Credit: Jimmy Dean via Unsplash

Are you really what you eat?

By Meg Russell

Meg Russell explores the way that morality, politics and judgement is mixed together and served up with food choices.

CW: Eating disorders

Relationships with food are really complex. I obsessed over it for years: only ate certain things, didn’t eat, over ate, and hated myself and my body throughout. As I disentangled myself from the reasons I was focusing on food (and because food is an essential part of, well, living, and you can’t just ignore it), I became less interested in its nutritional content and more focused on its place in society. 

I used to designate foods as good or bad, and internalise the morals associated with these, but now I realise that we do this to each other – our consumption habits are intertwined with value judgements. What we consume forms part of our identities; what – and where – we eat and drink has come to define part of who we are. 

“What – and where – we eat and drink has come to define part of who we are.”

Our relationships with different foods are formed through interactions of our upbringing, politics, culture, and market forces, and it fluctuates with time. Yet we attribute moral virtues to others based on their consumption habits. While the tendency to deep-fry everything in sight pervades Glasgow, it seems to be served with irony. In the jokes about it, there’s a simultaneous recognition of the love for golden batter and a distancing from it. It’s the joke of the beige dinner plate that for some isn’t a joke, but an ideal. 

It’s in these small divides that unrecognised moral judgements about class and living standards hide. Why do we deride a struggling family for getting what they can on the table, but playfully laugh at a student diet of beans and pot noodles? Honestly, probably because it makes us feel better about ourselves; a nod to the temporary nature of student life. 

“Why do we deride a struggling family for getting what they can on the table, but playfully laugh at a student diet of beans and pot noodles?”

But food has always been more than just its basic function of sustenance. In our current era of fatphobia and moral panics about obesity, we forget that it used to be a sign of wealth to have access to enough food that gaining weight was even achievable. This is still the case in different places across the world. Today, in a moment of abundance, we revere the self-control required to look a particular way and we forget that norms shift.

It’s also necessary to remember that many food trends and fads today are born from severe inequity across the world, cultural appropriation, and colonisation. Lobster wasn’t always a delicacy, açaí has been linked to child labour, crops of grains that the West suddenly finds an obsession with create fluctuations beyond our supermarket shelves. 

Of course, there’s some resistance to this – the slow food movement, for example, champions local and seasonal produce. Other forms of food movements, such as veganism or “clean eating” also drive the moralising of consumption. Although some of these will have benefits, they often involve a higher financial barrier to involvement, too, while those that vouch for them often do so with a sense of moral superiority. 
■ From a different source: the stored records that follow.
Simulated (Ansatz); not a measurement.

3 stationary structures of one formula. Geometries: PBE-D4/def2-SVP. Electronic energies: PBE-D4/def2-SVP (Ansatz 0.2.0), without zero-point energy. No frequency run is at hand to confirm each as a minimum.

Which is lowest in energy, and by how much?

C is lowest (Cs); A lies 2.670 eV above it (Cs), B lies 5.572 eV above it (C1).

“Health” seems to be an increasingly pervasive ideal. Just like with “fitspo” and “clean eating”, we tie a sense of moral superiority to knowing what’s best, what’s “healthiest”. We have normalised the chips and curry sauce after a night out, but not the chippy dinner more than a night or two a week. It’s morphed over time, but the moral hurdles are still there. 

We mark social occasions with special meals out, and maybe we idolise those that seem to have those nights out more often than our student purse strings allow. We critique others on the foods they deem celebratory, on the meals that make it to their Instagram grid. Perhaps we try not to – maybe our histories have forced us to recognise there’s no need to act as arbiter – but on some level, we all do. Sometimes more painfully still, we’re the ones that feel judged, and have unwelcome suggestions or comments made. To exist in a body that lies outside the societal ideal only increases these moralistic adjudications. 

Food is political and our consumption of it is policed by each other. The crescendo of this is disciplining ourselves; of eating disorders and disordered eating habits. In viewing food in binary terms – good and bad, tacky and trendy, healthy and unhealthy – we’re reinforcing divisions that often break along moral and class boundaries. 

“Food is political and our consumption of it is policed by each other.”

We need to find ways of disrupting reductive thinking about food because we literally can’t live without it, and the irony of so many of our relationships with food is that they’re not healthy nor sustainable. Tying someone’s morality to their diet does nothing but sustain division. If we can begin to recognise that food is more than its physical manifestations, that it’s deeply social and contextual, maybe we can at least recognise the danger in defining our own or others morality on their consumption. Food shouldn’t be good or bad, we should be able to enjoy it for enjoyment’s sake.